There are also his parents, Ian and Joan, who he visited recently at their home in southern WA. “It was the first time I’d been to see them for two-and-a-half years,” he said. “That’s just appalling. I have no doubt I got the balance wrong.

“In our business, you do run the risk of becoming a bit lost in yourself. I have, anyway. I’ve been guilty of letting what I do dictate the life I lead. I have the chance to do better.”

Brayshaw needed time. This, he said, was the issue at Channel 9, not money. “I’ve never once argued with Nine about money in the whole time I was there,” he said. “None of this dispute had anything to do with money. The money was absolutely fine, right from the start.

“I wanted to have some flexibility to do other things. Nine were clear they weren’t comfortable with that. I understood their position. I don’t leave with any bitterness or resentment. I have enormous regard for the place, great friends and great memories. I wished them well on departure, as they did me.”

Brayshaw had 16 years in television, beginning at Channel 7, 11 years as co-host of Channel 9’s Footy Show, also calling cricket for the network, and nine years as Kangaroos chief. He still has his role as co-host of MMM’s Rush Hour, and a six-year contract to call footy for the station.

Brayshaw said the single highlight of his time at Nine was five years of calling live footy. Though he forged his name as an able first-class cricketer for a decade, this was his dream realised. “Live footy is a special thing,” he said. “It has its own rhythm, especially on TV.”

But sometimes, the broadcaster knew what only the footy club chairman should, and he slept uneasily. “There were definitely times when it was tough, especially when the brown stuff hit the fan,” he said. “You had to walk a fine line between doing what was right for the club and also being honest. There were times when that was very difficult.”

Brayshaw admits to having been an ingenue in the North job when it fell to him, having led the resistance to an AFL-engineered move to the Gold Coast. He is proud of what has ensued.

“We took over something that was in a pretty parlous state and it is now a very, very well-performed business,” he said. North didn’t win a flag in his time, but nor did 12 other clubs. “Otherwise, when you look at the health of the club now, I defy anyone to say it would have been a good option to leave,” he said.

Inescapably, Brayshaw has lived in, and enjoyed, a blokey world. At times, this has led to uncomfortable pinches, on the Footy Show and most recently in so-called Caro-gate.

Brayshaw said the football industry had only by degrees come to a realisation that women were not merely extras in the show. “When I started in the ’90s. there was no appropriate understanding of that,” he said. “There is now.”

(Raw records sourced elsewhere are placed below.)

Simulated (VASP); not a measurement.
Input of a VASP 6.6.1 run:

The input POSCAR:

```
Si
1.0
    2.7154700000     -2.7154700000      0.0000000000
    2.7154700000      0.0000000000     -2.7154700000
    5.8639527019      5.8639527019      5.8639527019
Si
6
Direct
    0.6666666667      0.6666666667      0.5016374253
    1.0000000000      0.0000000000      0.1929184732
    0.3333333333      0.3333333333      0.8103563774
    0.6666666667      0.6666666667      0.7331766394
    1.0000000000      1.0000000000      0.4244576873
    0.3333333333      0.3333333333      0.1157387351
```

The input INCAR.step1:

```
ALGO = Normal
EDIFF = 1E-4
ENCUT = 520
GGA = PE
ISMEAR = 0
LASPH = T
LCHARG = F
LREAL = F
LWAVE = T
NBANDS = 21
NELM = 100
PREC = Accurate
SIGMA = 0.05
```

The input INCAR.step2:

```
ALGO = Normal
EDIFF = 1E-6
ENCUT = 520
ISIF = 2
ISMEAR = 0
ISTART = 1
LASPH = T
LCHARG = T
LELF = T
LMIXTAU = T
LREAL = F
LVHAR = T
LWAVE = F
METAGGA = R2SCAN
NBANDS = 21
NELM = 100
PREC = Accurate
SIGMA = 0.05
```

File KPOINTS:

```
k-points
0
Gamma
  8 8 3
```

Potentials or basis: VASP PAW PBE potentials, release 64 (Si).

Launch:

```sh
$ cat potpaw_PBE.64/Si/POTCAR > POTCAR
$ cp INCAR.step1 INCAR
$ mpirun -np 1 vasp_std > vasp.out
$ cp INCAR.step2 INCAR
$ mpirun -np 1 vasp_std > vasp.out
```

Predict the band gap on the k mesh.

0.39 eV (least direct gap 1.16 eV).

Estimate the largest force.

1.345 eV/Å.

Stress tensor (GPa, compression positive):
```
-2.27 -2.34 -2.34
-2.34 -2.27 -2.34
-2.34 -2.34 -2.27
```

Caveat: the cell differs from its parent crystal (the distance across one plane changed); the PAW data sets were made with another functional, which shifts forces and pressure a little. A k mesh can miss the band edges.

His conscience was clear, he said. “I don’t think I have a misogynist bone in my body. I have great relationships with all the women in my life, including my ex-wife, my partner now, my mum, my sister when she was with us. I worship all those people for different reasons.

“But having said that, I continue to learn about the appropriate way to broadcast every day. I’m not arrogant enough to think I haven’t got lots to learn in lots of ways as a broadcaster.”

In the many-mirrored modern sports landscape, a broadcaster now is as much opined upon as he/she opines. “I can’t remember a time when there has been so much commentary on commentators,” Brayshaw said. Years ago, Ian Chappell said to him that he could only ever please half the people. Then, Brayshaw thought Chappell was exaggerating. Now he knows he was not, and accepts it.

“I will say that the one thing you can’t be in 2016 is vanilla,” he said. “You can’t sit on the fence. You’ve got to have an opinion. If people like it, great. If they don’t, great. But that’s so much better than not caring.”

A broadcaster also needed a thick skin, he said. Ten years of first-class cricket meant that he came to the job with the necessary hide. “I love Merv Hughes. I loved every minute of playing against him. He’s a great friend now,” Brayshaw said. “But if I took offence at everything he said to me on the cricket field, I’d still be sucking my thumb in the corner.”